Education as a Lifelong Process

Like other modern industrialized societies, Germany has evolved into a knowledge-based economy in which the role of education and educational institutions has become a key factor in all phases of the life course. More than ever before, education has become a lifelong process in which individuals continue to learn in formal, nonformal, and informal environments throughout their lives. As a result, their educational careers and competencies and how these unfold in relation to the family, educational institutions, workplaces, and private life have become a topic of major national interest. Understanding what is happening over the life course requires a longitudinal approach. This is why the National Educational Panel Study (NEPS) for the Federal Republic of Germany has been set up to collect longitudinal data on educational processes and competence development within a multicohort sequence design, and to make this data available to the scientific community. From 2008 to 2013, NEPS data was collected as part of the Framework Program for the Promotion of Empirical Educational Research funded by the German Federal Ministry of Education and Research (BMBF). As of 2014, NEPS is carried out by the Leibniz Institute for Educational Trajectories (LIfBi) at the University of Bamberg in cooperation with a nationwide network.

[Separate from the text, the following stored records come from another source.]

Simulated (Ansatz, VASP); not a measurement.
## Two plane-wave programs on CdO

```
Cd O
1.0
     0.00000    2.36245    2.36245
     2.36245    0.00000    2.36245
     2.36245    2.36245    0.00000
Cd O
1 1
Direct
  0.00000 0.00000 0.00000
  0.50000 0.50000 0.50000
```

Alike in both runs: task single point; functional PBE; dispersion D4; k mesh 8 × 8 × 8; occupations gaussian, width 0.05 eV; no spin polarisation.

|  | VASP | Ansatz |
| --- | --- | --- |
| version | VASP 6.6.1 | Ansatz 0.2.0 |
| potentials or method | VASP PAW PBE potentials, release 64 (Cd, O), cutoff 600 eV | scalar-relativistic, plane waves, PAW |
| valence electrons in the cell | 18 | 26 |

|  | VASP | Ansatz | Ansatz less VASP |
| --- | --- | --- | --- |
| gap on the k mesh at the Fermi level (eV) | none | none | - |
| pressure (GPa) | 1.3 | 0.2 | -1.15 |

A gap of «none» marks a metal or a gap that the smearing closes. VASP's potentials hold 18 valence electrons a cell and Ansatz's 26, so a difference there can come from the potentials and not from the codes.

The Priority Programme "Education as a Lifelong Process. Analyzing Data of the National Educational Panel Study (NEPS)" of the German Research Foundation (DFG) combines different research projects that are devoted to one or more of the following research topics: (1) studying competence development over the life course, (2) utilizing the NEPS database for other relevant substantive analyses, (3) dealing with methodological issues relevant to the NEPS. The programme started on January 1, 2012, and is coordinated by Prof. Dr. Dr. Hans-Peter Blossfeld (University of Bamberg) and Prof. Dr. Sabine Weinert (University of Bamberg). The main programme is approved for a duration of six years.

The Priority Programme of DFG aims to be a starting point to foster widespread public use of the data and the research opportunities of NEPS. During the first (2012-2014) and second (2015-2017) funding phases of the Priority Programme more than twenty projects from five different disciplines have successfully conducted their research and have published their results. In 2018, the third funding phase (2018-2020) of the Priority Programme was launched. Three research groups continued their research projects focusing on the same or new topics compared to the second funding period. In addition, thirteen new projects have been included into the programme. Overall, sixteen projects distributed throughout seven German universities, five research institutes, and one international university are embedded in the third phase of the Priority Programme.

A further important goal of the Priority Programme is to form an efficient interdisciplinary network of experts studying education as a lifelong process. The NEPS consortium can function as the core of such a network, and the LIfBi at the University of Bamberg will serve as an institutional platform coordinating such kinds of activities. In particular, a specific theoretical and methodological training program will be developed and organized for doctoral students and postdocs, enabling them to conduct cutting-edge research and publish in the best peer-reviewed journals in the field.

Finally, the Priority Programme aims at stimulating national and international cooperation with key scientists in the field. For example, an important focus within Germany should be the cooperation with other large-scale activities financed by the BMBF (such as PISA and BLK programs) and closely related DFG Priority Programmes (such as the Priority Programme “Kompetenzmodelle zur Erfassung individueller Lernergebnisse und zur Bilanzierung von Bildungsprozessen”). On an international level, cross-national comparisons of the NEPS data with comparable data structures on educational processes from other countries can help to forge closer ties to educational researchers from different countries.